It could be argued that keeping dogs or any other creatures as pets is wrong in the first place....
I think the case for dogs and cats is different to pretty much any other animal when it comes to being pets. I tend towards the opinion that the fate and development of both dogs and cats has been entwined with our own for thousands of years now.

At some point dogs became very useful to us and in return we provided things for them. Cats too became useful, presumably when we started having to store grain and other foods. Cats could keep down the mice etc.. And so on and so forth. In these ways our relationship with cats and dogs is a lot more symbiotic than with other animals that we simply exploit.
 

vernon

Harder than Ronnie Pickering
Location
Meanwood, Leeds
(...) And so on and so forth. In these ways our relationship with cats and dogs is a lot more symbiotic than with other animals that we simply exploit.

It's only symbiotic when both sides benefit. I don't regard companionship as a benefit. It's a one sided exploitation....

Cats have us do their bidding.

We make pet dogs do our bidding.
 

Cyclopathic

Veteran
Location
Leicester.
It's only symbiotic when both sides benefit. I don't regard companionship as a benefit. It's a one sided exploitation....

Cats have us do their bidding.

We make pet dogs do our bidding.
I think a lot of people who own dogs do not treat them correctly even if they are not noticably cruel or neglectful. A lot of people will leave a dog alone while they are at work which must be hugely stressful for what is a pack animal. However I think that dogs enjoy being a part of a human pack and if treated properly can have really good, happy lives.

If done right I don't think keeping cats and dogs is cruel but I cannot think of another animal that this would be true for. I used to live next door to a man who kept birds in an avery and it was heartbreaking. They had very little room and certainly could not fly. Rabbits in hutches seem to have a pretty dismal time of things and as for exotic animals I can't see any excsue for taking something thousands of miles from its natural habitat to keep it in misery. I don't care how well people say they take care of them it can't make up for such treatment.

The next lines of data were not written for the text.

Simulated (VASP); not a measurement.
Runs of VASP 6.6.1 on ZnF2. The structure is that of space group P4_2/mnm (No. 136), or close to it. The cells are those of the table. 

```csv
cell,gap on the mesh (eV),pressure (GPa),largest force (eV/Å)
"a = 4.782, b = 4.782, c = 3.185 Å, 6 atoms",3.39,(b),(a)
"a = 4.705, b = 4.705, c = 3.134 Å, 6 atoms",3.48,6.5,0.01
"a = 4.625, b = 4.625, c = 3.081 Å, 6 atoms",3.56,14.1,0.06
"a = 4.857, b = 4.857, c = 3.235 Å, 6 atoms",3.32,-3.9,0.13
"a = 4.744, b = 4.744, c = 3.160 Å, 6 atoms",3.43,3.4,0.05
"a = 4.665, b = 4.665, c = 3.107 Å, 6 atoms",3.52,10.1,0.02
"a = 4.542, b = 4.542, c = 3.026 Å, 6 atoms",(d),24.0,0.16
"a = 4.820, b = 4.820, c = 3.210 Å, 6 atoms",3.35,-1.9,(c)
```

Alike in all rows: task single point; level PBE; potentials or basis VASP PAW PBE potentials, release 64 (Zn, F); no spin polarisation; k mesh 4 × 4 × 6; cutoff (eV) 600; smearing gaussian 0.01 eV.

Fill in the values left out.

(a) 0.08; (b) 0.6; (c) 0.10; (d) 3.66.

Dogs have been bred to fulfil certain roles and that has caused a lot of problems. I despair of people who look only to get a pedigree dog when there are so many other dogs that need looking after. It just creates a demand for these pedigrees and is some cases encourages extremely bad breeding practice amoungst those willing to make quick money from their sale.

The whole pet issue is fraught but I still think essentially that dogs and cats can have fulfilled lives with us monkeys.
 

MarkF

Guru
Location
Yorkshire
My mother just got a dog from the RSPCA, her old Saluki popped it's paws a couple of years back and she misses the company. She saw and wanted a dog on the RSPCA website, "Scrappy" a collie-cross 8 years old. It's owners had died and it had been taken in with it's companion "Sally". Sally was quickly snapped up but Scrappy had languished in a pen for 5 months. My mother saw the pic & description, it was the right age and size so she called in, unfortunately he had just been reserved and left for his new home days later.

A week later he was back in his pen, the new owners returned him saying that they couldn't "manage him, he needed walking!!!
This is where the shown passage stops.